Revenue Doubles, Profits Plummet: China's Short-Drama Export Boom Hits Its Darkest Hour
Surge in top-line, collapse in profits
China’s short-drama export rush is showing a stark contradiction: booming revenue but worsening losses. Sensor Tower data shows global in‑app spending on short‑form drama apps jumped to $2.8 billion in 2025, a 116% year‑on‑year rise, and Chinese firms reportedly account for more than 95% of that market. Yet it has been reported that several early movers are deep in the red — for example, Zhongwen Online (中文在线) has seen cumulative losses since 2018 balloon into the tens of millions of dollars and reportedly expects a 2025 adjusted net loss in the range of RMB 579–699 million; iReader (掌阅) posted fast revenue growth from its derivative short‑drama business but swung to a large consolidated loss in recent quarters.
Why scale isn't solving the problem
Why do bigger audiences not translate to profit? Industry insiders say the economics hinge on two brutal realities: overseas ARPU and retention are lower than domestic levels, and customer‑acquisition costs are soaring. DataEye reportedly estimates the overseas short‑drama market at roughly RMB 28 billion—only about a quarter of China’s domestic short‑drama ecosystem—while seven‑day retention and per‑user spend in mature Western markets remain weaker than at home. The result: producers are burning vast sums on paid promotion (some claim up to 80% of budgets go to acquisition), and an oft‑cited industry rule of thumb is that 80–90% of exported titles never recoup investment.
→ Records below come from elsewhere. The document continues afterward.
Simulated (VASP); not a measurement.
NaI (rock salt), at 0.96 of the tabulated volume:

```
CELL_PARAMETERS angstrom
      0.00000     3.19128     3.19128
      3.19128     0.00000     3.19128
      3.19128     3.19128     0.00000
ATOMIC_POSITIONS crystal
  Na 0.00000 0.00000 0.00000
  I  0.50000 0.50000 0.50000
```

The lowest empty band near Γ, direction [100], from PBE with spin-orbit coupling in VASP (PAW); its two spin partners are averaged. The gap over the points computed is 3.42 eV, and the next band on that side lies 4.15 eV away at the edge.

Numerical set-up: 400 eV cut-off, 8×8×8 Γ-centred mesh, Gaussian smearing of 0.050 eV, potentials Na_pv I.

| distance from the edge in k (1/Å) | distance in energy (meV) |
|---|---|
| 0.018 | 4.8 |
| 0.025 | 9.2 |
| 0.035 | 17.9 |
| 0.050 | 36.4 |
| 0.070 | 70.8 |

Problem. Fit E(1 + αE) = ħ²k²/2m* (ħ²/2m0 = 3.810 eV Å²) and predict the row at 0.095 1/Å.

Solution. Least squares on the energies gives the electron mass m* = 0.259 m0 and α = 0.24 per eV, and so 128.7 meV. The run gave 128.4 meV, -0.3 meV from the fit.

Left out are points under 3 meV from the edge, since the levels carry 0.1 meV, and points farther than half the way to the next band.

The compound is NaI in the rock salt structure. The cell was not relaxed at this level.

AI, localisation costs and geopolitics: no easy fixes
Many hope AI will cut production costs. Seedance 2.0 has been credited with improving AI‑generated video quality and speeding content creation, and it has been reported that AI can now produce thousands of short clips a day — but that does not solve rising marketing spend, localisation costs, or limited paying audiences abroad. Add to that geopolitical friction, tighter content and data controls in major Western markets, and the need to hire local talent and services in Los Angeles or London — all forces that raise the break‑even point. The short‑drama export playbook that looked like a cross‑border extension of China’s domestic traffic model is now facing a reckoning: can the industry consolidate and find sustainable unit economics, or will scale only deepen the losses?